The crush and stampede last month outside Saudi Arabia's holy city of Mecca killed at least 1,399 people during the hajj pilgrimage, a new tally on Thursday showed, 630 more than the kingdom's official toll.
The Associated Press count of the dead from the worst tragedy to strike the hajj in a quarter-century comes as Saudi Arabia faces threats ranging from an Islamic State insurgency, a war in Yemen against Shiite rebels and weakening global oil prices gnawing away at its reserves.
Any disaster at the hajj, a pillar of Islamic faith, could be seen as a blow to the kingdom's cherished stewardship of Islam's holiest sites. This season saw two, including the September 11 collapse of a crane at Mecca's Grand Mosque that killed 111 people.
Saudi Arabia has been hesitant to release updated casualty figures from the September 24 stampede in Mina, even as hundreds remain missing.
"Discrediting the Saudi handling of the hajj undermines the kingdom's prestige and legitimacy across the Islamic world," Bruce Riedel, a former CIA officer who now runs the Washington-based Brookings Institution's intelligence project, wrote on one of the think tank's blog this week.

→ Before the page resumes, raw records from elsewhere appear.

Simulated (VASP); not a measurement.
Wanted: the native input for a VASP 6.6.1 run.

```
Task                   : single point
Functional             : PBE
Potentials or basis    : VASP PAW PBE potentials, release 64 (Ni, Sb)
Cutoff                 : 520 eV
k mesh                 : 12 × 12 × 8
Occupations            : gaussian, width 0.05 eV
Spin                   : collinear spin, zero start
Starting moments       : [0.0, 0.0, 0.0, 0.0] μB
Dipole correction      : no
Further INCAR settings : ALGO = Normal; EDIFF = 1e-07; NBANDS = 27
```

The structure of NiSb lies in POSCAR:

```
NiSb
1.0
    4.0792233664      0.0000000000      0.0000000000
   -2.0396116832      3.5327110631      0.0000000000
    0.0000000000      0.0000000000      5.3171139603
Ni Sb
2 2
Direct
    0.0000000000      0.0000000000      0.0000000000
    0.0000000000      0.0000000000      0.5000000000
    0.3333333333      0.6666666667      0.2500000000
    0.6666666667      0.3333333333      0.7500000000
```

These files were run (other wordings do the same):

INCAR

The AP count of the dead is based on tolls offered by 18 of the over 100 countries that took part in the hajj this year. Iran said it had 465 pilgrims killed, while Egypt lost 148 and Indonesia 120.
Others include Nigeria with 99, Pakistan with 89, India with 81, Mali with 70, Bangladesh with 63, Senegal with 54, Benin with 51, Cameroon with 42, Ethiopia with 31, Morocco with 27, Algeria with 25, Ghana with 12, Chad with 11, Kenya with eight and Turkey with three.
Saudi officials have said their official figure of 769 killed and 934 injured remains accurate, though an investigation into the causes of the tragedy is ongoing and authorities have not updated the casualty toll since Sept. 26, two days after the disaster. Authorities have said the crush and stampede occurred when two waves of pilgrims converged on a narrow road, causing hundreds of people to suffocate or be trampled to death.
Shiite power Iran, Sunni Saudi Arabia's Mideast rival, has blamed the disaster on the kingdom's "mismanagement" and accused Riyadh of a cover-up, saying the real death toll exceeds 4,700, without providing evidence to support the claim.
Iran has called for an independent body to take over planning and administering the five-day hajj pilgrimage, required of all able Muslims once in their lifetimes. But the ruling Al Saud family likely would never give up its role in administering the holy sites, which along with Saudi Arabia's oil wealth gives it major influence in the Muslim world. King Salman himself is known as the custodian of the two holy mosques.
The dispute comes as Saudi Arabia leads a coalition in Yemen's civil war targeting Shiite rebels known as Houthis, who have backing from Iran.
Meanwhile, the kingdom has suffered gun and bomb attacks by an affiliate of the extremist Islamic State group, which holds a third of Iraq and Syria in its self-declared "caliphate." Like al Qaida before it, the Islamic State group opposes the Saudi royal family's control over the holy sites, especially as Saudi Arabia is a member of the US-led coalition targeting the militant group in air strikes.
With hundreds missing, a final death toll remains in question, even as the latest count brings the number of dead even closer to the deadliest disaster to ever strike the hajj - a stampede in 1990 that killed 1,426 people.
Recent Indian documents on the Mina disaster refer to at least 2,046 photographs of the dead, though its consular officials say some bodies were photographed multiple times.
Indonesia's religious affairs minister, Lukman Hakim Saifuddin, said Thursday his country's diplomats have seen more than 2,000 photos purportedly of dead from the disaster, without elaborating.
Fawaz Gerges, a Middle East expert at the London School of Economics, said bureaucratic confusion may be partly to blame for the discrepancies in death counts because there was not one centralized place that the dead and injured were taken.
But, he said, political considerations were also likely a factor, adding: "It's bad news, and you want to sweep bad news under the rug."
"The Saudi kingdom should come out and provide a tally. Transparency is the most powerful card that they have," he said.
"This speaks a great deal about the anxiety and political sensitivity that Saudi officials feel."